Mother-to-be Kate Holbrook, played by Tina Fey, attends Lamaze with surrogate Angie Ostrowiski, played by Amy Poehler, in
Paul Brownfield Los Angeles Times

The unwritten rule of Hollywood comedies is like that classic admonition given boxers the night before a fight: Women weaken legs. In this case, “legs” means a movie’s potential at the box office. Which is why it seems unusual for two women, Tina Fey and Amy Poehler, to have the leads in the new buddy comedy “Baby Mama.”

In the film, Fey – the first female head writer on “Saturday Night Live,” and now creator and star of NBC’s “30 Rock” – is Kate, aching to have a baby in her yawning 30s but saddled with what her gynecologist laments is a “T-shaped uterus.”

Enter Angie, played by Poehler, “SNL’s” current sketch star. Angie is a gum-chomping, working-class girl whom Kate enlists as the surrogate “baby mama” to carry her child to term.

It’s almost like an experiment in comedy science class: What if the roles went to funny women who’ve earned their shot at big-screen success?

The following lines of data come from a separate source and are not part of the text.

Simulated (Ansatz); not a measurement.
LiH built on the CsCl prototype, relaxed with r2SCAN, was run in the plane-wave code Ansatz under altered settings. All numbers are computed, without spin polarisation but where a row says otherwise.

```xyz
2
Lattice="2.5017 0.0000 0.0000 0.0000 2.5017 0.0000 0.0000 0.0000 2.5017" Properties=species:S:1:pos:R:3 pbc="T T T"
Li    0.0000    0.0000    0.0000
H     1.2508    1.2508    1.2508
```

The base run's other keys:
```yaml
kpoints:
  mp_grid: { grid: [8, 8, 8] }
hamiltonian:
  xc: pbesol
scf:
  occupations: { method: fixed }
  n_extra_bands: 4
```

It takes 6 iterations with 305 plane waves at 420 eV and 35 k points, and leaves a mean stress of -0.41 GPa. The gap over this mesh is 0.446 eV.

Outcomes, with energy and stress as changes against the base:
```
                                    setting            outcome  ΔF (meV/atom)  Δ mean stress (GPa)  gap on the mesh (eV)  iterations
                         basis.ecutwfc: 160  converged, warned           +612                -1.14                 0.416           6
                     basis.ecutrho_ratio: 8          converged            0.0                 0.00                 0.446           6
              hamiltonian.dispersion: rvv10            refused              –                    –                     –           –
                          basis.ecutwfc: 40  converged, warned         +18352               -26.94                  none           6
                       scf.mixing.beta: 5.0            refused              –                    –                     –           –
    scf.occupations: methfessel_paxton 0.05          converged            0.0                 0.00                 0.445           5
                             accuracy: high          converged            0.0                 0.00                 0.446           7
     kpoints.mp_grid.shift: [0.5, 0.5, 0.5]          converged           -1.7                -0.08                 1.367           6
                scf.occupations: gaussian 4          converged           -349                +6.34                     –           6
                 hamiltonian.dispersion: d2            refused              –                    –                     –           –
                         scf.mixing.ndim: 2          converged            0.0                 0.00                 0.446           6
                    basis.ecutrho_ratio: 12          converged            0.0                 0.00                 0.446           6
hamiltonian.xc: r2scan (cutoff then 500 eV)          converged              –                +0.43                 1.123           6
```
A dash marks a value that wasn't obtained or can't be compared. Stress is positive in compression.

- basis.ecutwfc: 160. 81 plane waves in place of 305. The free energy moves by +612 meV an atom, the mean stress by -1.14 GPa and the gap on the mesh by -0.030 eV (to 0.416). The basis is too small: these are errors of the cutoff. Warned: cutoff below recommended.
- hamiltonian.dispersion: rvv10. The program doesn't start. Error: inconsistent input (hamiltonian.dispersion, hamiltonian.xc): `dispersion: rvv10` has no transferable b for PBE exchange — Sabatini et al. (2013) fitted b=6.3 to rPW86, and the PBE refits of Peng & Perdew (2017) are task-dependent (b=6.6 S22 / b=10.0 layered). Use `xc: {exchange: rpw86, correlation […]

Fey and Poehler met in the early ‘90s in Chicago, as newbie sketch artists at the famed Second City, then again a decade later as fellow cast members on “Saturday Night Live,” where they eventually co-anchored the “Weekend Update” segment.

In 2004, they appeared in “Mean Girls,” a satire of vicious girl-on-girl, high school peer pressure written by Fey.

On a recent Friday morning, they were together again – for breakfast at the St. Regis in midtown Manhattan.

Q: Hollywood comedies are normally marketed to 14-year-old boys, but your movie is more adult and well-mannered than that. It’s also about a sensitive issue: women becoming single moms by choice. Do you think it’s a harder sell for Universal because there’s no movie star or large-breasted woman on the poster?

Poehler (laughs): Everything is a harder sell until it’s a success, and then it’s not.

Fey: There was no movie star on the “Superbad” poster until they were movie stars.

Poehler: I like movies that 14-year-old boys like; I like a lot of those. I would hope that they would like the same things I like, too.

Q: So how did this project get off the ground?

Fey: Michael McCullers, the writer-director, wanted to do something for the two of us and came to (“Saturday Night Live” creator) Lorne (Michaels). And we were like, “Great.” Nobody ever wants to give you something. … This is a completely dude-safe movie.

Poehler: It is very dude-safe.

Q: What do you mean by dude-safe?

Fey: There are plenty of jokes in there. They’re not gonna sit there and be, like, “Oh, my God, I can’t believe my wife dragged me to the movie ‘Wedding Fight.’ “

Q: You both write as well as perform your material, but you don’t have writing credits on “Baby Mama.” Does that mean your input on the film was more scene-to-scene?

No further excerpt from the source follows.